Back

Technology transfer expert to lead Lawrence Livermore's Industrial Partnerships Office

Richard Rankin (Download Image)

Richard Rankin, named director of LLNL's Industrial Partnerships Office, aims to foster the commercialization of LLNL technologies.

For some people, technology commercialization is an ordinary task of doing paperwork and ensuring the law is followed.

But it's much more than that in the view of Richard Rankin, the new leader of Lawrence Livermore National Laboratory's  Industrial Partnerships Office (IPO).

"One of the hardest parts of the technology commercialization business is picking winners among the wealth of intellectual property, and then coaching, shepherding and helping to give birth to a commercial product," Rankin said.

Rankin knows this from experience. During a successful 35-year career at Idaho National Laboratory (INL), he held four different positions as a technology transfer professional, and as a chemical scientist, he developed an instrument that was commercialized.

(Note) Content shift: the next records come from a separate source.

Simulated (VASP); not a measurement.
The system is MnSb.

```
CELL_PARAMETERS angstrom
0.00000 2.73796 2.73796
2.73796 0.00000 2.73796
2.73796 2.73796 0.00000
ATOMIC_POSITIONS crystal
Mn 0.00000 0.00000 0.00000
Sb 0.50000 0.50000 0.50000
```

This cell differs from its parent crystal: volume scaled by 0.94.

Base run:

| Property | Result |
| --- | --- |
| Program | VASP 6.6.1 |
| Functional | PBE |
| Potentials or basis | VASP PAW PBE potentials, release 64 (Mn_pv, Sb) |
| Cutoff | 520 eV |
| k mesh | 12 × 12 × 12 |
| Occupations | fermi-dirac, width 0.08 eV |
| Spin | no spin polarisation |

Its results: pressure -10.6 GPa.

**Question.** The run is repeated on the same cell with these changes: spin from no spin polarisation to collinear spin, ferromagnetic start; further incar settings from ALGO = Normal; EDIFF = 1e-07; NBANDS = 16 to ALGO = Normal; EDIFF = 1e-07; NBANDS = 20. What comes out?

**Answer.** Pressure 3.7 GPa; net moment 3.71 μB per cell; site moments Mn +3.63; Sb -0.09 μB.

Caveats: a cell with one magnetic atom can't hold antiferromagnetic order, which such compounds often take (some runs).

That instrument won Rankin an R&D 100 award in 1990 for its ability to detect chemicals and pollutants in the environment at very low concentrations and with very high precision.

The instrument was originally commercialized by Finnigan MAT into one product line and then into a total of six product lines.

As a chemical scientist, Rankin concluded about 70 technology licenses to use software and computer systems to assist INL's nuclear fuel reprocessing and effluent monitoring programs to help them achieve their missions.

In 1991, Rankin was named an INL Fellow Scientist through Westinghouse, which managed the laboratory. It was then a practice to have one of the INL Fellows manage the laboratory's intellectual property -- and Rankin became his lab's intellectual property manager.

"Tech transfer wasn't a mission then, but it was added later, and I was asked to help form the technology transfer function with another INL employee," he recalls.

Rankin says he loved technology commercialization from the start.

"Scientists and engineers come to work at the national laboratories not because they want to get wealthy, but because they want to have an impact. When you do technology transfer, you have an opportunity to broaden the scope of the impact you have," he said. The very best technology you have sitting on your lab bench has little impact compared to one that's been commercialized."

Earlier this year, Rankin, 59, retired from INL.

"At this point, I'm at a place where I don't need to work a normal job," Rankin said. "But what they described here as the challenge they wanted me to undertake sounded like a great opportunity to make an impact and to have fun doing it. Also, I like the Livermore community and my son had recently moved here."

In his first weeks on the job, Rankin said he has received a "very warm welcome."

"It's good to be here. I'm very impressed with the caliber of the people in IPO and at the Laboratory."

One of Rankin's goals for the Lab's IPO is to assist in transforming the office's focus to a wider, more business development-oriented perspective. In addition, he would like to more closely couple IPO with the Lab's scientific and engineering programs and the local economic development community.

"Rich's expertise will enable him to provide leadership for the rapid realization and recognition of LLNL as a significant driver of economic growth in the Tri-Valley region based on its capabilities, technologies, spinoffs and ability to attract collaborators and capital," said former LLNL Director of Economic Development Buck Koonce.

Rankin is a member of the Association of University Technology Managers, the Licensing Executives Society and the American Chemical Society. In addition to his R&D 100 award, he has received a Lifetime Achievement Award for Inventorship, a George Westinghouse Innovation Award (for the corporation's top inventors) and a George Westinghouse Signature Award (for engineering excellence).

During his time away from work, he enjoys the outdoors, including camping, whitewater rafting, hiking and riding his Harley-Davidson motorcycle.